The second point is the following. I feel there is unfair speculation in units that are sold in terms of the sectional titles scheme. This causes an indirect increase in the price of other units in the area surrounding the units concerned. That is why I should like to address a friendly request to the hon. the Minister to ensure that units that are purchased in terms of the sectional titles scheme, are subjected to rent control once again in order to ensure in that way that these units are not used for purposes of speculation and in so doing cause rental to increase unnecessarily, in a market in which a housing shortage exists. Furthermore, I believe that when a dwelling unit is sold in terms of the sectional titles scheme, the tenant should have the first option to purchase. He should be able to retain the option for three months, and should he not make use of the option, he should be given a further three months to vacate the premises. In conclusion, I just want to point out that if developers, owners and converters act in terms of the provisions of the Act—the Rents Act and the Sectional Titles Act—the housing situation will normalize itself. If the right of occupation is entrenched, if units are sold in terms of the sectional titles scheme, if such units are placed under rent control and sufficient time is allowed for finding alternative accommodation in the case of a unit that is sold in terms of the sectional titles scheme, the entire letting sector will stabilize itself and it will not be necessary to carry out a special investigation, as the hon. member for Sea Point is requesting. Nor would it be necessary to take special protective measures in that case.

*Mr. W. V. RAW:

Mr. Speaker, the hon. member for Bellville had very little to say on which I would differ with him. Just as the hon. member for Sea Point did, he approached the motion calmly and conducted his argument on a high level. As far as possible I, too, want to try to maintain the same calm tone. However, I am afraid that I shall have to disrupt the calm atmosphere sporadically. [Interjections.]

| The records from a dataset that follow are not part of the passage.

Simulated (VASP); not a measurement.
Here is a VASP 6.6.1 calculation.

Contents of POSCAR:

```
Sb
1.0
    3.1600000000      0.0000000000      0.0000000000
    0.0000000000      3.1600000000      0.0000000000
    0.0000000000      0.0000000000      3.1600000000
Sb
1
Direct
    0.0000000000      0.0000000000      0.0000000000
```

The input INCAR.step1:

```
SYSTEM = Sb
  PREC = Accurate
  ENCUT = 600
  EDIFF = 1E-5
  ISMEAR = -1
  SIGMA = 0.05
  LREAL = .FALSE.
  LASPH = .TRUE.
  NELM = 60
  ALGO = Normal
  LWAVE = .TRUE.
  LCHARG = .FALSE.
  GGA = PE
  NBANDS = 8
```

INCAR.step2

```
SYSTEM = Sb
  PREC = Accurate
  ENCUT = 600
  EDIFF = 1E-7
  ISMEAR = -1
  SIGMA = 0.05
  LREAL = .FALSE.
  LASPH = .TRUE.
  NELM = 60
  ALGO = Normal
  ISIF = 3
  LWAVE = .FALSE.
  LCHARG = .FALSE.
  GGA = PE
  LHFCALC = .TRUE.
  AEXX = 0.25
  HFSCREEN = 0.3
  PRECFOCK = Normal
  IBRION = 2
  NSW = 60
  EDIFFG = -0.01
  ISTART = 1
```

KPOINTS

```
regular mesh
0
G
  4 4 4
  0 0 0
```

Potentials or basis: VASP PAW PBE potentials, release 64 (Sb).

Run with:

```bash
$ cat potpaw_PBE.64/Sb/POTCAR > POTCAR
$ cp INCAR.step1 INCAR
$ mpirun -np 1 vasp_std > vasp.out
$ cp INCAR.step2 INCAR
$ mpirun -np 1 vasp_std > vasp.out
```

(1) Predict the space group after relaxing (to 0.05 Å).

The hon. member for Bellville maintained that the Government had a housing strategy. However, he then went on to talk about all the problems that arose. What kind of a strategy is it then which causes all these problems? [Interjections.] The hon. member went on to discuss protective measures, and after that all the things that are necessary because the protective measures do not work. I shall come back to this subject in the course of my speech.

*Mr. C. H. W. SIMKIN:

So far your speech has been pretty weak, Vause. [Interjections.]

Mr. W. V. RAW:

I have no quarrel with the objective of the hon. member for Sea Point in respect of this motion or with the problem which he outlined. He is correct. I agree with all the points which he made. This is common knowledge amongst all flat-land MPs who take an interest in their constituencies and who really care. I disagree, however, with the solution he proposed. He called for an inquiry, which, I believe, is wishful thinking. It was precisely the last inquiry that was held which was the cause of so many of the problems, the cause of such a great deal of the present crisis.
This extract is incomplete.